In “Wasted,” I lamented the fact that the Illinois public has so little basis on which to judge the merit in that perennial complaint that our tax money is being wasted by grasping public employees, bumbling bureaucrats, and corrupt pols.

I suspect that the very first letter to the very first editor of the very first newspaper ever published complained about government waste. The topic is unavoidable. I took it up in the context of local government services in April 17, 2014. (See “Rearranging the desks.”)


The original progressive reformers also believed that “waste” – overstaffing with patronage hacks, loose procurement practices, casual oversight of public projects – caused money to leak from the machinery of local government like oil from an engine whose nuts are loose. The good citizens of the Springfield Survey [in 1910] came up with a list of fixes; their investigations had revealed where the leaks were but they had no wrench. . . . [A] century later, the Citizens Efficiency Commission made many of the same kinds of recommendations about public services in Not-Yet-Greater Springfield.


These are still faults and they still need to be repaired. I fear however that our governor has settled on a fix before quite grasping what is causing them.

The State of Illinois already has in place provisions for program oversight. Mainly they are meant to ensure that a dollar meant to be spent on Program A is in fact spent on Program A. This is an essential measure of a program but hardly the only one; it’s like judging a good husband simply because he is sexually faithful.

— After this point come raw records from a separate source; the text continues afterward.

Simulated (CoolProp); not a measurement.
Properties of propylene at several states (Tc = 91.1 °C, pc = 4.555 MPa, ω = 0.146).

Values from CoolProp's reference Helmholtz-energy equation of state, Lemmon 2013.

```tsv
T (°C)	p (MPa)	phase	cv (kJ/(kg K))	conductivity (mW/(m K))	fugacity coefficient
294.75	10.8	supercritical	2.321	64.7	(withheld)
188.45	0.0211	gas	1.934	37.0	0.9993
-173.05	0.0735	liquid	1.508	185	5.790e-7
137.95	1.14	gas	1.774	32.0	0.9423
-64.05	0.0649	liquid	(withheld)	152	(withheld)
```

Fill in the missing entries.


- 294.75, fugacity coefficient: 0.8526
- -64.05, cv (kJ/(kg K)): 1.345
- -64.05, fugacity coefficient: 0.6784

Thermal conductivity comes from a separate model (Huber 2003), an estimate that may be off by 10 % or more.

Had Rauner been interested in really reforming state government, he would have undertaken a systematic review, involving experienced analysts and stakeholders, of every major program. He would have charged them to ask not how much does it cost but is the need for it real? Is state government the best provider? Can it be done better – not just cheaper – privately with state support? Is the program as administered run in the most cost-effective way — that is, not the cheapest way per person served but the way that will achieve the desired ends at the least cost in money and suffering?

There might be a reason why he hasn’t ventured such a review. If you believe – and  lots do — that the only meaningful criterion of government spending is what you spend and not what you get for the money -- a rigorous evaluation of the governor’s officer to date would suggest that the money needed to run it was ill spent.